Eaglet Dialog - LoRA & Draft Switching

See Genie Dialog JSON configuration string for details on the fields and what they mean. An example model_config can be found at ${QNN_SDK_ROOT}/examples/Genie/configs/llama3-3b/llama3-3b-eaglet-htp.json. Note that the tokenizer path and context binary fields will need to be updated based on your actual preparation steps.

Note

Use LLaMA-3-3b notebook’s for generating AR-N models.

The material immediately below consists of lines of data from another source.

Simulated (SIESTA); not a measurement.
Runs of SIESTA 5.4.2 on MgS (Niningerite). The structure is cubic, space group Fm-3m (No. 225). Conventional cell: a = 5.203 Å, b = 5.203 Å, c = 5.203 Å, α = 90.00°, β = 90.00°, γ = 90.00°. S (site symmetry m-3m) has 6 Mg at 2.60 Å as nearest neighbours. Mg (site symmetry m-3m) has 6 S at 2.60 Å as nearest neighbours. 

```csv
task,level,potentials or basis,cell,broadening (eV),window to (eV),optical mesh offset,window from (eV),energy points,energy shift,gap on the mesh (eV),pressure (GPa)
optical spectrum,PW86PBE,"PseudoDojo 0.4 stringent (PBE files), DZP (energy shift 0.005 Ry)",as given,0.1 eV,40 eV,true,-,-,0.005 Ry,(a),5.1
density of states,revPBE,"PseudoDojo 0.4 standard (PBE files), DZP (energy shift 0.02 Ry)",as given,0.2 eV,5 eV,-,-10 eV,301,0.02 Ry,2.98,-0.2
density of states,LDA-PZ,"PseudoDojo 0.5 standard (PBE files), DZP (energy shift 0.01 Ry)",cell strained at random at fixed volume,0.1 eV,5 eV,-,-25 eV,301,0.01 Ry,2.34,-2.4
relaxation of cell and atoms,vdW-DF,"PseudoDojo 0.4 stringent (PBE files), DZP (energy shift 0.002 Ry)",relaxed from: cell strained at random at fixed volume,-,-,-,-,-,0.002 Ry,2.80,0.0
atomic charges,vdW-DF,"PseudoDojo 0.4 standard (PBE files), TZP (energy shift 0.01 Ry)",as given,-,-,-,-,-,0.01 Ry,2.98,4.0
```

To run using eaglet with LoRA switching and draft engine switching on QNN HTP backend, open a command shell on android and run the following. This assumes that the HTP architecture has been set (e.g., ARCH=79). Please use the steps mentioned above for libraries, binaries, tokenizer and backend_ext_config.

adb shell mkdir -p /data/local/tmp/
adb push <path to llama3-3b-htp.json> /data/local/tmp/
adb push <path to standalone-engine.json> /data/local/tmp/
adb push <path to lora bin files> /data/local/tmp/

# open adb shell
adb shell
export LD_LIBRARY_PATH=/data/local/tmp/
export PATH=$LD_LIBRARY_PATH:$PATH

cd $LD_LIBRARY_PATH
./genie-t2t-run -c <path to llama3-3b-htp.json>
                -p "How to make an apple pie?"
                --engine_role target
                -l elementary,alpha0,0.5,alpha1,0.2
                --allow_engine_switch draft,<path to standalone_engine.json>

Eaglet Dialog - LoRA Switching

To run using eaglet only with LoRA switching on QNN HTP backend, open a command shell on android and run the following. This assumes that the HTP architecture has been set (e.g., ARCH=79). Please use the steps mentioned above for libraries, binaries, tokenizer and backend_ext_config.

adb shell mkdir -p /data/local/tmp/
adb push <path to llama3-3b-htp.json> /data/local/tmp/
adb push <path to lora bin files> /data/local/tmp/

# open adb shell
adb shell
export LD_LIBRARY_PATH=/data/local/tmp/
export PATH=$LD_LIBRARY_PATH:$PATH

cd $LD_LIBRARY_PATH
./genie-t2t-run -c <path to llama3-3b-htp.json>
                -p "How to make an apple pie?"
                --engine_role target
                -l elementary,alpha0,0.5,alpha1,0.2